New strategies or dramatic shifts in existing strategies require an examination of an organization’s operating model. Agile is a new business paradigm, but few established companies understand what needs to change to make their business Agile. Most think it is about speed and flexibility. They forget about efficiency and resiliency, key fundamentals without which companies fail to achieve their desired speed. Companies that master the balance between these characteristics are more successful at transforming into Agile organizations.
What does this balanced next-generation operating model look like? Let’s examine the three core elements of the operating model – organization (resources and structure), governance (decision-making model), and processes (steps to get things done).
Agile organizations separate the traditional structure from the way work is delivered. Traditional organizational charts include reporting relationships that encompass where the work gets done, who manages the work, and who is responsible for performance management. Historically, these were all aligned.
As we move into an Agile world, the organizational structure and delivery need to be separated. The organizational structure will still specify an employee’s “homeroom” and assigns him/her a manager who is still responsible for rewards, coaching, and performance conversations – this provides clarity and stability. However, the day-to-day work is done in dynamic Agile teams that are cross-functional, and have a set of responsibilities and deliverables for each member of the team. These teams exist for the duration of the product lifecycle or service delivery lifecycle and are then dissolved and reassembled in a different form based on the customer and market needs.
There are three levels of decision making in a typical Agile governance model:
- Strategic decisions focused on market positioning that determines which capabilities the organization wants to develop to successfully compete
- The Investment Tier decisions made by a cross-functional group of organizational leads based on economic trade-offs of pursuing certain capabilities/service offerings
- The execution level decisions delegated to individuals or working teams
What is efficient is the structure of the governance committees and the transparency into the individuals/groups who make the decisions. The need for nimbleness in the Agile governance model is focused in the Investment Tier. The ability to dynamically assemble the right cross-functional team to make the Investment Tier decisions requires commitment from the whole organization to making these decisions quickly with all the right leaders having a voice in the decision making. You can read more about the Agile decision-making model in my previous blog post – Achieving Decision-Making Excellence Through an Operating Model Transformation.

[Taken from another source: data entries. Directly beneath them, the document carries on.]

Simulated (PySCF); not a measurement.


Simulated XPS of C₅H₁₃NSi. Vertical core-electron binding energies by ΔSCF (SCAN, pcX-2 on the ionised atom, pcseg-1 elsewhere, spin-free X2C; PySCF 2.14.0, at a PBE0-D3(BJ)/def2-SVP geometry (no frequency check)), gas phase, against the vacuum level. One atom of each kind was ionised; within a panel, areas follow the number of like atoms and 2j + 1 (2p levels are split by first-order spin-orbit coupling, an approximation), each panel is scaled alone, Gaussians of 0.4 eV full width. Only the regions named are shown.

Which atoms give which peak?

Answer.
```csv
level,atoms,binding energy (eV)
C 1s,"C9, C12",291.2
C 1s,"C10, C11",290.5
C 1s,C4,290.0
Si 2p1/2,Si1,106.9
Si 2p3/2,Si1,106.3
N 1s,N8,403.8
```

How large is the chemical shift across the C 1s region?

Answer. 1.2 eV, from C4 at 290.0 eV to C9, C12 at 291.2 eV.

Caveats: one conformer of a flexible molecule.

Process is an operating model element where standardization is key to efficiency and speed. For the core processes, e.g., Amazon’s supply chain, the sequence of steps, ownership, handoffs, and decision rights are clearly defined and understood, allowing the company to measure current throughput and estimate future expectations. Variability across business units in these core processes make the level of harmonization needed for Agile delivery impossible, making standardization essential. Flexibility comes in with process improvement, especially in areas where cross-functional input or handoffs occur.
The move to an Agile model requires the stable underpinnings of primary organizational alignment, a transparent governance model, and standardized, measurable processes. This backbone allows for the flexibility needed to assemble dynamic teams, make quick, cross-functional decisions, and redesign processes for efficiency. The critical element to enable this Agile operating model is a clear strategy and priorities for the organization and the mindsets and behaviors to also shift the organizational culture.